What’s wrong with this fragment?
She finally got up the nerve to tell Karen about their mother.
She listened, rapt, unable to take it all in.
“I never suspected. It’s too horrible,” she said. “It’s the sort of thing I would never believe.”
“I would never believe it in a million years, but something about it rings true.”
She walked to the window and looked out.
“You know what they say…’she’s just like her’ is what they say.”
Quick! Can you tell me who walked to the window?
If you can’t, it’s not your fault. It’s the writer’s.
Don’t make the mistake of letting your reader get lost in a forest of pronouns. Often, this happens in scenes where two characters are talking about a third–and all three are of the same sex. It’s a trivial confusion, but potentially fatal to your work.
In this example, there are so many ambiguous “shes,” that by the time “she walks to the window,” the reader has no idea which woman is performing the action.

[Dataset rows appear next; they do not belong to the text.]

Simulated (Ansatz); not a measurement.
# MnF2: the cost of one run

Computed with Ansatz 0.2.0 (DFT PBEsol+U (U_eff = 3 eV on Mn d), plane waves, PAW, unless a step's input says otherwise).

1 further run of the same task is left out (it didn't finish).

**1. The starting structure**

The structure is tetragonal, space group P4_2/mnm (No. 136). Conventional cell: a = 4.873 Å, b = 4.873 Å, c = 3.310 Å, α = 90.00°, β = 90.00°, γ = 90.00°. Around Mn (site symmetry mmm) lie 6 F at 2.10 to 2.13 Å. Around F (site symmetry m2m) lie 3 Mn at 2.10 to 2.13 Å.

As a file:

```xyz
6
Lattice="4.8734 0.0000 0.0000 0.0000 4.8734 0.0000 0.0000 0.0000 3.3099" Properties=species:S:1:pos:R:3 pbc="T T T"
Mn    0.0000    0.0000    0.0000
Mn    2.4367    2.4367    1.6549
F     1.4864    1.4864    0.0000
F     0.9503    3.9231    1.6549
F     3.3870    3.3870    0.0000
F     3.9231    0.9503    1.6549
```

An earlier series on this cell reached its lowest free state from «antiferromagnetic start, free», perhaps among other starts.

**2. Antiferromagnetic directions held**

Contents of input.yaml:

This keeps the reader from forming a mental image of the action. Inadvertently, you’ve shut your reader out.
As I said, this is serious. But fortunately it’s an easy fix:
She finally got the up the nerve to tell truth about their mother.
Karen listened, rapt, unable to take it all in. “I never suspected. It’s too horrible,” she said. “It’s the sort of thing I would never believe.”
Joan continued, as gently as possible. “I would never believe it in a million years,” she said. “But something about it rings true.”
Karen walked to the window and looked out. “You know what they say…’she’s just like her’ is what they say.”
What did I do?
• I changed “she” to “Karen” or “Joan” in a couple of key spots.
• I added two descriptive tags (“Joan continued…etc.” and “Karen walked to the window….etc.”) to set up the dialogues that follow.
• I did not re-paragraph between description and dialogue in this case because the description is only a single sentence, designed to support the dialogue.
Done. And easily done, as long as you grasp the all-important principle: never put your reader into a state of confusion, because the next step is disengagement. Once disengagement sets in, you’ve lost your reader, and it’s Game Over.